The comments by Professor François Crépeau, the UN special rapporteur on the human rights of migrants, were carried in The Sunday Times.
Professor Crépeau, a Canadian academic, said: "We have to remember the 1930s and how the rights of the Jews were restricted in Germany and then the rights of the whole German people.
"I mean, countries that go down the path of reducing the rights of one category of people usually don’t stop there."
Britain played a leading role in establishing the ECHR in the 1950s, in a Europe still struggling to come to grips with the atrocities carried out by the Nazis during the Second World War.
The Conservatives have threatened to withdraw from the ECHR, which is enshrined in British law in the Human Rights Act, in order to deport foreign criminals.
Conservative plans to scrap the Human Rights Act in favour of a British Bill of Rights have prompted an outcry from legal rights groups.
But the plans were noticeably absent from the Queen's Speech last week.
Dominic Raab, the justice minister, called Professor Crépeau's comments "ludicrous".
"Comparing proposals for a British Bill of Rights to Nazi persecution of the Jews is ignorant and offensive," he said.
"The UN should distance itself from these ludicrous comments. Our reforms will protect fundamental freedoms, prevent abuse of the system and restore common sense."
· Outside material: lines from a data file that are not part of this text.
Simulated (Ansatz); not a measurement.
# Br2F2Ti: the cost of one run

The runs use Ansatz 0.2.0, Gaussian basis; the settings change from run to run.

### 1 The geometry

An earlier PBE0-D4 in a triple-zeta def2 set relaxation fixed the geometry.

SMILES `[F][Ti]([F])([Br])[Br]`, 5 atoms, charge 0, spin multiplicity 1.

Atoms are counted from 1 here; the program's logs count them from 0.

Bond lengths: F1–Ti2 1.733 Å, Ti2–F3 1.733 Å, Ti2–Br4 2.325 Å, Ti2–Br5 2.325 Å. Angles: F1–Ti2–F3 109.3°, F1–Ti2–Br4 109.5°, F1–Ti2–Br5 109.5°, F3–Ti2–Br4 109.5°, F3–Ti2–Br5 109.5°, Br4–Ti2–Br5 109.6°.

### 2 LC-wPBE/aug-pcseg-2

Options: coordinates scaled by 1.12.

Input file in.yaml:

Professor Crépeau said he had no objection to a British Bill of Rights assuming in ended up providing "the same rights" as the current legislation.
Professor Crépeau's comments are not the first time a UN offical has been openly criticial of British government policy.
In September 2013 Raquel Rolnik, the UN special rapporteur on housing, criticised the so-called bedroom tax - known officially as the spare room subsidy - saying she had been "shocked to hear" how it was affecting council tenants.